Architecture Undergraduate Program Options

Learn about pre-professional and professional bachelor's degree programs in architecture, and get info to find out which one might work best for you. Review the typical curricula for these programs, and learn about licensure and certification for architects. Schools offering AutoCAD Drafting & Design Technology degrees can also be found in these popular choices.

What Kind Of Architecture Degrees Are Available?

Many schools offer pre-professional Bachelor of Arts (B.A.) or Bachelor of Science (B.S.) degree programs in architecture, and some offer professional Bachelor of Architecture (B.Arch.) programs. You might also find bachelor's degree programs in architectural studies. B.A. programs differ from B.S. programs in that they are less technically oriented and place more emphasis on the cultural and artistic aspects of the study. B.S. programs, by contrast, are going to offer more courses on the engineering aspects of the field.
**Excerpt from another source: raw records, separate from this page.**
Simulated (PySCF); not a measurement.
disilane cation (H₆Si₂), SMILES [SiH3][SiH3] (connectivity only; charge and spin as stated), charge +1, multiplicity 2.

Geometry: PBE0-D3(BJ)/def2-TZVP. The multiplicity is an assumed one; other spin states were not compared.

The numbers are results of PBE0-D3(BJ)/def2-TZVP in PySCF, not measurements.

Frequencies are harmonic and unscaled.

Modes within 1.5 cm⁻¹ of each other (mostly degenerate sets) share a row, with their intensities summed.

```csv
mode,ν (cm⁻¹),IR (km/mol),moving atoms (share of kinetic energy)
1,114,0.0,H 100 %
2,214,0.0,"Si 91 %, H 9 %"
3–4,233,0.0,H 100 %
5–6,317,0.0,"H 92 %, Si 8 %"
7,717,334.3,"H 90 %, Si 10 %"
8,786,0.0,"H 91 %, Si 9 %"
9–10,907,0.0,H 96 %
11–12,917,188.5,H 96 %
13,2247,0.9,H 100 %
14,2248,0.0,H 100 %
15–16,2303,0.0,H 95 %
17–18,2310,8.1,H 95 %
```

Pre-professional B.A. and B.S. programs prepare you for graduate-level professional architecture programs, but they don't alone qualify you for architecture licensure. To meet licensure requirements, you'll need to complete a professional architecture program accredited by the National Architectural Accrediting Board (NAAB), reports the U.S. Bureau of Labor Statistics (BLS). The B.Arch. is the only such program available at the undergraduate level. B.Arch. programs usually last five years. Online study is generally not available for this field.

Degree Options Bachelor of Arts, Bachelor of Science and Bachelor of Architecture
Common Courses Building design, project administration, structural design, environmental systems, energy and environment
Licensure Requirements Completion of an accredited professional architecture program, work experience and a passing score on the Architect Registration Examination (ARE)

What Topics Will I Study?

You'll study a broad range of topics designed to give you a solid foundation in the art, history and technology of architecture. Many programs include courses on urbanism and the social and cultural aspects of architectural design. In addition to your coursework, you'll be expected to put together a professional portfolio of your work and complete an internship or studio work requirement. Some common course topics include:

  • Architectural history
  • Structural design
  • Environmental systems
  • Building construction
  • Project administration
  • Technology in architecture
  • Energy and environment
  • Visual representation and drawing
  • Building design

What About Certifications and Licensure?

If you choose the B.A. or B.S. path, you'll need to continue to a professional, NAAB-accredited master's degree program in architecture. If you go with a 5-year B.Arch. program, you can go straight into the work experience requirement. Work experience is typically gained by interning at an architectural firm.

Once you complete a professional degree and meet work experience requirements, you'll be able to sit for the licensing exam. The Architect Registration Examination (ARE) is given over the computer and consists of seven divisions, which test on such areas as site planning, building design, proper documentation and more. Once you've passed the exam and fulfilled any additional requirements your state board may have, you'll be a licensed architect. To maintain licensure, you'll need to continue your education at regular intervals throughout your career. Continuing education programs are provided by the NAAB and the American Institute of Architects (AIA).